|Title||X-ray observations of the first known eclipsing ultra-compact binary system|
|Author||Dr Gavin Ramsay|
|Description||Ultra-compact systems are a group of stars in which a white dwarf accretes from a hydrogen deficient companion in a very short period binary (5-65 mins). They allow us to observe accretion flows of almost pure helium. The evolution of these systems is thought to be driven by gravitational radiation. Detailed predictions depend crucially upon parameters such as the component masses and mass transfer rate. With the recent discovery of the first eclipsing AM CVn we now have the opportunity to determine all the key parameters of one system. This proposal aims to measure its overall spectral energy distribution, which is important for determining its overall luminosity and mass transfer rate; to locate the sites of the X-ray and UV emission and map the extent of the accretion disc using eclipse mapping.|
|Publication||No observations found associated with the current proposal|
|Instrument||EMOS1, EMOS2, EPN, OM, RGS1, RGS2|
|Mission Description||The European Space Agency's (ESA) X-ray Multi-Mirror Mission (XMM-Newton) was launched by an Ariane 504 on December 10th 1999. XMM-Newton is ESA's second cornerstone of the Horizon 2000 Science Programme. It carries 3 high throughput X-ray telescopes with an unprecedented effective area, and an optical monitor, the first flown on a X-ray observatory. The large collecting area and ability to make long uninterrupted exposures provide highly sensitive observations.
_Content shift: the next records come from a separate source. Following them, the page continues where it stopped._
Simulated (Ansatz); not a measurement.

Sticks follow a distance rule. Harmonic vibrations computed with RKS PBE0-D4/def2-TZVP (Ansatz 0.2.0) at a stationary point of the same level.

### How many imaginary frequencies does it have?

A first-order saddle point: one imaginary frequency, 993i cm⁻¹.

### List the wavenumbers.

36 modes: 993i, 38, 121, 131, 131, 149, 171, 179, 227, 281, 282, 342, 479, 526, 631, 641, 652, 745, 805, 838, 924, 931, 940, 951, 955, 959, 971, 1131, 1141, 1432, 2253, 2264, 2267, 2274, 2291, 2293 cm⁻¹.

Since Earth's atmosphere blocks out all X-rays, only a telescope in space can detect and study celestial X-ray sources. The XMM-Newton mission is helping scientists to solve a number of cosmic mysteries, ranging from the enigmatic black holes to the origins of the Universe itself. Observing time on XMM-Newton is being made available to the scientific community, applying for observational periods on a competitive basis.